COMP 590-096 Fall 2010
Assignment 4
Due date: Tuesday, December 14, 11:59 PM
Submission Instructions
This is the final assignment. There are four problems each worth 20 points,
and the total assignment is worth 40 points. That is, you only need to do
any two problems for full credit, but if you turn in additional work, you
can get up to 40 points extra credit. Problems 1 and 2 are programming exercises,
and problems 3 and 4 are written exercises.
As usual, you should turn in a report file named
lastname_firstname_assignment4.pdf or lastname_firstname_assignment4.doc,
and a source file named lastname_firstname_assignment4.zip. Note that if you
do not choose to do any of the programming problems, you do not have to turn in a
source file. Submission is via Blackboard as before.
Late policy: There will be absolutely no extensions.

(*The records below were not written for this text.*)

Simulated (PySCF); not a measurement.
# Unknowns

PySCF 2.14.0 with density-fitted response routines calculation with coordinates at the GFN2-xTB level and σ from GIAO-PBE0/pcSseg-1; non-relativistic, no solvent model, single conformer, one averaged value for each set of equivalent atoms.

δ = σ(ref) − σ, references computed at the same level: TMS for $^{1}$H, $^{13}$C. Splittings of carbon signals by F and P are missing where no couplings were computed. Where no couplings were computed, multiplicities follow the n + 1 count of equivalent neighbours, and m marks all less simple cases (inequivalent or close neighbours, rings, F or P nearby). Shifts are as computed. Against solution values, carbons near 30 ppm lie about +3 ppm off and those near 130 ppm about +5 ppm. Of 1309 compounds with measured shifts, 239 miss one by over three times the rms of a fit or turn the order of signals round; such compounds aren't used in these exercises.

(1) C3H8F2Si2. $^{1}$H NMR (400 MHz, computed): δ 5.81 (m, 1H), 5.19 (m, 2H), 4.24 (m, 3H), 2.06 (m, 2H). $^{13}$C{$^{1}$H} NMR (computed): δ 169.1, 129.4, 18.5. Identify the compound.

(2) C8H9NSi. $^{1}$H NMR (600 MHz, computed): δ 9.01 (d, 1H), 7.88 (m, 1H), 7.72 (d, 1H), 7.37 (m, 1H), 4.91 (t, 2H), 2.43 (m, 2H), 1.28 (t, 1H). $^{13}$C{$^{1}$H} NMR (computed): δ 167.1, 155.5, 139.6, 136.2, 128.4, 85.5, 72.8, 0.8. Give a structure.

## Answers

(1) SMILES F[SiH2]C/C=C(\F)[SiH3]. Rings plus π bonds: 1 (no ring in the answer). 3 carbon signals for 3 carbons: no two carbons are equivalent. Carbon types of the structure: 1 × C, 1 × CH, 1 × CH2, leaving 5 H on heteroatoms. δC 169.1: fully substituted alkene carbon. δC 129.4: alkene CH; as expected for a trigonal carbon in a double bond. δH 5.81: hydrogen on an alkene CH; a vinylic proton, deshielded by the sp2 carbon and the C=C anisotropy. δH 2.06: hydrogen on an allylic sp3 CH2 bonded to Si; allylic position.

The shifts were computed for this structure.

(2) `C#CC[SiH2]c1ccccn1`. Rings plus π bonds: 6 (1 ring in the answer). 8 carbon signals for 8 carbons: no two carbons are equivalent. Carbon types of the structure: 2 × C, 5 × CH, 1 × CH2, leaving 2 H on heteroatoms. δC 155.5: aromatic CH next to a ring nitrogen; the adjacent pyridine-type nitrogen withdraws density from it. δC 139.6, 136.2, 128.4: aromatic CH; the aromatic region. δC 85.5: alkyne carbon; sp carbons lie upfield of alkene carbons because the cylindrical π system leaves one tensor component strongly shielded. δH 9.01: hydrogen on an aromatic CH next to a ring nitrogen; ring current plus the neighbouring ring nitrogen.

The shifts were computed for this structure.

Policy on outside sources: As usual, do not submit anybody else's work
as your own and acknowledge all outside sources used in the preparation of this
assignment.
Problem 1 (Programming): Naive Bayes Text Classification
In this problem, your goal is to implement a Naive Bayes text classifier as described
in this lecture. The two target classes
are:
- NIPS: Research articles published in the proceedings of Neural Information
Processing Systems,
a machine learning conference. There are 1500 documents in total, 100 of which will
be used for training and the rest for testing.
- NSF: Abstracts of research projects funded by the National Science Foundation.
There are 5000 documents in total, 1000 of which will be used for training and
the rest for testing (there is more training data for this class because its documents
tend to be shorter, and so give fewer word occurrence samples).
Details
- Data: This file (4.2MB) contains the documents from
both classes already pre-processed into a bag-of-words format, the vocabulary words,
and the indices of the files to be used for training. Please see the readme.txt
file in the archive for details of the data format.
- Training: The goal of the training stage is to estimate the likelihoods
P(word | class1) and P(word | class2) for
all the vocabulary words. As explained in the lecture, the likelihood estimate for a given
word is:
P(W | class) = (Total # of occurrences of W in training documents from the class) /
(Total # of word occurrences in the training documents from the class).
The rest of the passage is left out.